PARIS (AP) -- French bank Societe Generale SA hopes to raise nearly $8 billion in fresh capital through a heavily discounted rights issue launched Monday, designed to fill a gap in funds blamed on a massive trading scandal.

France's second largest bank said it will offer new shares to existing shareholders at 47.50 euros ($68.94) -- nearly a 40 percent discount to SocGen's Friday closing share price of 77.72 euros ($112.80).

SocGen said it needed to "strengthen the company's equity" after alleging one of its traders made massive unauthorized bets on European futures markets.

"It's crucial," said Axel Pierron, an analyst with research house Celent in Paris. The discount shows "the bank wants the capital increase to succeed."

Societe Generale says it cost nearly 5 billion euros (more than $7 billion) to unwind the unauthorized positions. A report by the French Finance Ministry faulted internal controls at the bank.

Existing shareholders will have preferential subscription rights and be able to buy one new SocGen share for each four shares held.

They can also trade their preferential rights during the subscription period for a starting price of 5.90 euros ($8.58). New shareholders must purchase four rights to buy one new share, bringing the theoretical cost of SocGen shares after the capital increase to 71 euros ($103.25).

"The idea is that existing shareholders follow us," Chief Financial Officer Frederic Oudea said in a conference call. "We want this to be the biggest success possible."

Shares on Monday fell 4.6 percent to 74.14 euros ($107.81) giving the bank a market value of 34.6 billion euros ($50.32 billion). In the past 12 months the bank has lost nearly half of its value.

The capital increase will allow the group's tier 1 ratio, a measure of financial strength, to be restored to 8 percent, the bank said.

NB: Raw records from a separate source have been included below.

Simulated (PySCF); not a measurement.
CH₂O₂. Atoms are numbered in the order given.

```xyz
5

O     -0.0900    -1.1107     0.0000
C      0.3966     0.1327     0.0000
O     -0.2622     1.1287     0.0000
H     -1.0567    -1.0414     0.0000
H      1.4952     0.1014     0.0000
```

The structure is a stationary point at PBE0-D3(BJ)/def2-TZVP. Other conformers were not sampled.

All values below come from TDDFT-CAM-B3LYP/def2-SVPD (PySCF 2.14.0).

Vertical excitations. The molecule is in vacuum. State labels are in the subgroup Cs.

Societe Generale also announced write-downs of 2.6 billion euros ($3.77 billion) related to the U.S. mortgage crisis, greater than the 2.05 billion euros ($2.98 billion) announced in January. The bank said the January figure relates only to the fourth quarter and did not include residential mortgage-backed securities.

Societe Generale reported that net profit for 2007 was 947 million euros ($1.37 billion), more than the 600 to 800 million euros ($871 million to $1.16 billion) announced in January.

Subscription for the rights issue will run from Feb. 21 to Feb. 29 and is being managed by JPMorgan Chase, Morgan Stanley and Societe Generale's own corporate and investment banking division, the bank said.

Jerome Kerviel, a 31-year-old futures trader, was sent to La Sante jail outside Paris on Friday as the investigation into the bank scandal broadens.

The bank said it intends to "draw lessons from recent events and strengthen our control procedures and anti-fraud measures" in the first half of the year.

"Very clearly, certain mechanisms of internal controls of Societe Generale did not function, and those that functioned were not always followed by appropriate modifications," French Finance Minister Christine Lagarde said last week.

Jean-Pierre Mustier, head of the company's corporate and investment banking arm, said a number of new security measures have already been put into place, including the use of biometric technology rather than passwords. Kerviel is alleged to have used passwords belonging to other employees to make unauthorized trades.

Societe Generale has become subject of takeover rumors since the scandal broke. Mustier and Oudea declined to comment on potential bids.

Chief Executive Daniel Bouton, whose resignation has so far been refused by the board, will keep his job at least until after the capital increase and possibly beyond, Pierron said.

Bouton provides a "certain stability" to the bank and there are few candidates of his caliber, he said.

Societe Generale also announced a number of new targets following an efficiency study launched last year which it said will lift gross operating profit by 1 billion euros a year by 2010.